Personal Records
Monday, 19 May 2008
I amaze myself once again, w a few new personal records: sleep.I went w/o sleep for 33.5 hours! It all began w m sleeping at 4am and waking up the next day at 5pm. When I opened my eyes, the sun had already set and the sky was turning dark. I was wide awake thru then night, right up to the next day. I saw the sky brightening and the increasing buzz of vehicle engines. At 7am, I gave up. I left to get breakfast at Gloria Jeans. By 8.30am, I was in the sch lib doing my macro hw. By 2am, my relatives had all gone to bed, but for some reason, I felt down. Just didn't feel like sleeping. I phoned my mum and after chatting w her for an hr, I felt better. So at 3am, I went to sleep. Slept for 9 hrs that night.Next day, I slept for 15hours! Guess I was still tired from the lack of sleep. By 9pm on sat night, I dozed off and woke up only at 12pm the next day. Hmm.. Would I be able to fall asleep tonight?? I hope so... I certainly don't want to go thru all that haywire sleeping cycle again. Past wk, I would sleep at 7am and wake up at 2pm cuz I had an assignment to hand in. Switched on my air freshener, played soothing music and with just the study lamp on, the tranquility or the night made it so conducive for the mind to generate thoughts.
--Talking to myself--
02:11
what am i doing?
Friday, 2 May 2008
These few days I've been reflecting on how I've not been as focused and diligent in schwork. My macro assignment and test results are dissatisfactory, considering the fact that I've already done all these in JC. For the assignment, I was complacent and just assumed that my macro tutor wanted the same kind of stuff as my micro tutor, which gave me full marks last sem. For the test, although I started late, I think I wouldn't have gotten more marks from more studying. Had to get them wrong to learn. Well, not that sad for the test. But I need to improve how my mind works under time and exam constraint. So weird how the mind functions when u're under pressure. Things that I couldn't see during the test when they suddenly became so clear after leaving the test room... Still, even my friend could see the loss in motivation in me. Well, it's going to be different from today onwards. I'm going to be more focused. Less playing. And with the help of some psychological burdens on my shoulder, my mood doesn't get to light, keeping me in the down mood, which just makes me wanna not play anymore.

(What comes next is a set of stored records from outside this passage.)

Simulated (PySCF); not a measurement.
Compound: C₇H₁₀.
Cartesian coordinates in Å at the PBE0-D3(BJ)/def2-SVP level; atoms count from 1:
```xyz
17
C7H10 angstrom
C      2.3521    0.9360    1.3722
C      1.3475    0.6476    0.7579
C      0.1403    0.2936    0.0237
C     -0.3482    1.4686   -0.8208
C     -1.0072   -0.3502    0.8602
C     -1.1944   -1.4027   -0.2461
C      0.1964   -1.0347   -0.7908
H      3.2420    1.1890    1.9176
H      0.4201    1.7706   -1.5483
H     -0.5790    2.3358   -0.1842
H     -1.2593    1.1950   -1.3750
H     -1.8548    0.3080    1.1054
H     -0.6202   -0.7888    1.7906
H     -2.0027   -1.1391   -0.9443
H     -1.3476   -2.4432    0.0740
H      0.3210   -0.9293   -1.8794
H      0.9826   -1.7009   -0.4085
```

Supposed to move in w my friend next sem. We were on a appartment hunt and we actually found one v suitable one. But becuz we've decided to go for an exchange prog which would commence in 2009 Feb sem, moving into a new place and buying all the furniture and just staying there for 6 months made no sense. She offerred me the room next to hers, whose tenant would be vacating end of this sem. But the partition is so disgustingly thin. Even when the person in other room whispers, the one in the other room can hear. And I value my privacy alot. So now I gotta break the news to her that i won't want to shift in w her in her current unit, after getting her hopes up high. If it's other appartments, it wouldn't be a prob cuz the walls wouldn't be so thin. Still, I gotta tell her soon, cuz she'll need time to find a new place or stay on. I hope she doesn't misunderstand me and thought that I deceived her or something.
My friend's grandfather passed away ytd. She has flown back to attend the wake and will be back after a week. She went to apply for deadline extension for the assignment due this coming mon this mornin w our other friend. We're in a click and yet I chose my sleep over accompanying her to get her extension. I went back to sleep after my alarm sounded. Woke up later supposedly to see her off at her place, yet I was tempted by sleep and the downpour outside just gave me that excuse to not be there. How selfish can I be? Damn. Since young, sleep just has a gripping power over me. Why can't I be supportive towards her? She has been so helpful to me since I've been here, especially in schwork. Who do I run to when I'm stuck in my assignments? Her! Just destroyed my day. Now I can label myself as selfish and undeserving of her.
I'm so scared that they'll have a bad impression of me and not want to take our friendship to the next level. And I dislike myself for complainin and yet not have the willpower to correct my blemishes. AND I HATE IT EVEN MORE WHEN I KNOW SOMEONE IMPT TO ME THINKS THAT I ONLY KNOW HOW TO WALLOW IN SELF-HATE AND SELF-PITY.